Though the federal government remains closed for a second day, spending across multiple agencies has continued, including funding for shark bait and "What to Expect When You’re Expecting" books.
Most "nonessential" programs and services have been suspended since the House and Senate failed to agree on continuing resolution to fund the government on Monday. The government officially shut down at 12:01 a.m. Tuesday, when the fiscal year ended.
The Antideficiency Act orders government agencies to cease operations in the event of a shutdown, except in certain emergency situations or when law authorizes continued activity, according to the Congressional Research Service.
However, spending that is "authorized by law" carries a broad category of exemptions. One such exemption is contract authority, and many contracts have been issued during the shutdown.
For example, the Department of Commerce posted an award for $21,600 worth of shark bait for the National Oceanic and Atmospheric Administration (NOAA) on Oct. 1.
Nine thousand pounds of "spiny dogfish" was ordered in preparation for a Large Coastal Shark Survey in the spring 2014.
On Oct. 2, the Army placed an $11,835 order for books in the "What to Expect" series by Heidi Murkoff, to be used at Fort Bragg, N.C.
Five hundred copies each of "What to Expect When You're Expecting," "What to Expect the First Year," and "What to Expect the Second Year" were purchased.

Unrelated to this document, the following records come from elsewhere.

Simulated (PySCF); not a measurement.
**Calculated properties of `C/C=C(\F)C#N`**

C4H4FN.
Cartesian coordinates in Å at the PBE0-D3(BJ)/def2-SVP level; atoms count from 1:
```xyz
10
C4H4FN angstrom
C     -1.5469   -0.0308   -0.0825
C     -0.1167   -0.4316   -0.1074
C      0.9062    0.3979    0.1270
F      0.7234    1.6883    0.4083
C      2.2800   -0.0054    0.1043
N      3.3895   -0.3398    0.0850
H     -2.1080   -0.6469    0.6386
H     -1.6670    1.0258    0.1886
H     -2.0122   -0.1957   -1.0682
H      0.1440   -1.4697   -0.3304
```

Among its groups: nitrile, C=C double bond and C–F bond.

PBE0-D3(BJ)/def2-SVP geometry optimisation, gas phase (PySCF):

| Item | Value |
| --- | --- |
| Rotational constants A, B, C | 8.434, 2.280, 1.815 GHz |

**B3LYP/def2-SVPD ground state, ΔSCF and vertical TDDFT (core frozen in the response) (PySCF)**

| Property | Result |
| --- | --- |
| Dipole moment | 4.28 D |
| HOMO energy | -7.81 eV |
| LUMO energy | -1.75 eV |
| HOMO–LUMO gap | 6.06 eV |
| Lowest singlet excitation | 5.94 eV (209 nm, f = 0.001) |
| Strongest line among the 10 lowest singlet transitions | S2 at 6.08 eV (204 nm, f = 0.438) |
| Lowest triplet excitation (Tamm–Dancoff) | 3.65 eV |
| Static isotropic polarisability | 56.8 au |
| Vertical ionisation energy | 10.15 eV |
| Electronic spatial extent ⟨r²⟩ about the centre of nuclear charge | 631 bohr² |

The Department of Labor spent $26,451 on uniforms for a youth job center in Missouri on the first day of the shut down. The "coffee bean" colored uniform polo shirts, and Dickies tan pants are for the St. Louis Job Corps Center, which gives academic training to disadvantaged youth aged 16 to 24.
Swimming pool maintenance at the United States Air Force Academy was authorized during the shutdown, at a cost of $108,000.
The Air Force also spent $41,193.48 for DirectTV on Oct. 1 for the March Air Reserve Base in California.